The U.S. Air Force said June 10 it has levied a $15 million penalty on Lockheed Martin Space Systems for a quality-control error that will cause a geostationary communications satellite to take much longer to reach its final orbit.
In announcing the penalty, the Air Force also said U.S. Strategic Command approved a plan to slow the first Advanced Extremely High Frequency (AEHF) satellite’s orbit raising operations to conserve fuel.
Built by Sunnyvale, Calif.-based Lockheed Martin, the AEHF-1 secure communications satellite was launched last August aboard an Atlas 5 rocket that deployed the satellite into a highly elliptical orbit some 230 kilometers above Earth at perigee and 50,000 kilometers above Earth at apogee. The satellite was designed to use its hydrazine-fueled liquid apogee engine to raise its perigee to 19,000 kilometers over 30 days, and then use its xenon-ion electric thrusters to circularize its orbit at 36,000 kilometers over 90 days.
The spacecraft’s liquid apogee engine failed to ignite, and the Air Force soon announced it would implement a backup plan to raise the satellite’s perigee to 19,000 kilometers using smaller on-board thrusters fueled by the same hydrazine tank as the liquid apogee engine.
That plan would have allowed the satellite to reach its final destination by Aug. 31 of this year. The new plan approved by Strategic Command will extend the process to Oct. 3, the Air Force press release said.

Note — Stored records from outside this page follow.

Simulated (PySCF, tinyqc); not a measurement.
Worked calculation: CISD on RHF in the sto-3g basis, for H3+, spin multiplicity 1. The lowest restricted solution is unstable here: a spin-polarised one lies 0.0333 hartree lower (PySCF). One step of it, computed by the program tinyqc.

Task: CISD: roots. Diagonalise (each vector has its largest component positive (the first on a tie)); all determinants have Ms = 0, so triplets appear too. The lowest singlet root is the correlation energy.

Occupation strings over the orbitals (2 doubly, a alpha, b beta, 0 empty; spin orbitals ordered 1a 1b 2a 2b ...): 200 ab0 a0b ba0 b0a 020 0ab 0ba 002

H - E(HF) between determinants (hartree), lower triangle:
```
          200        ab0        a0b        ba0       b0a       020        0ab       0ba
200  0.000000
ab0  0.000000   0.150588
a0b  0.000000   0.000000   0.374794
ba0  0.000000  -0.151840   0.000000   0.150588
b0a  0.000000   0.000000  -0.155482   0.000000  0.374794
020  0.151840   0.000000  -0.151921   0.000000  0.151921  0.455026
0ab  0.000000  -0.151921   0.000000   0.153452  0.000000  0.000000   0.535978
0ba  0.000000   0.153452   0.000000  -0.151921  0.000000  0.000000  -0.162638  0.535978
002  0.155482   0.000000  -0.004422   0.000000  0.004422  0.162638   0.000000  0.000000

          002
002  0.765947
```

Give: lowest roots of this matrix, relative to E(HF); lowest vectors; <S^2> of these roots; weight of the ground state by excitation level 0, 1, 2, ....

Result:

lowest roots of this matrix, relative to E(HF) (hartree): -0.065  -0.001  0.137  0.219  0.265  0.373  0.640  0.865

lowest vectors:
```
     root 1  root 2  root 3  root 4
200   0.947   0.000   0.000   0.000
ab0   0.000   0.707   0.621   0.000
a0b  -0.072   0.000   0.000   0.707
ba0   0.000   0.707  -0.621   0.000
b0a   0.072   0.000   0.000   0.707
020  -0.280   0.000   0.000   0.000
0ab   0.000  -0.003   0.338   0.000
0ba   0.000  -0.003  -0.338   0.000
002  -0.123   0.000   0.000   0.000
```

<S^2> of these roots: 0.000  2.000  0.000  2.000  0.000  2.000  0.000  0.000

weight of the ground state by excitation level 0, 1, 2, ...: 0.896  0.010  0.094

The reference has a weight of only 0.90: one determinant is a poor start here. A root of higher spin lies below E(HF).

“This extension does not affect the initial operational capability date and provides additional fuel reserves to support potential future contingency operations,” it said.
Air Force officials faulted Lockheed Martin for failing to properly flush out one of the satellite’s fuel lines, which resulted in the engine failure. As such, the Air Force Space and Missile Systems center and Lockheed Martin have agreed to a $15 million reduction in the award fee the company will receive, the press release said.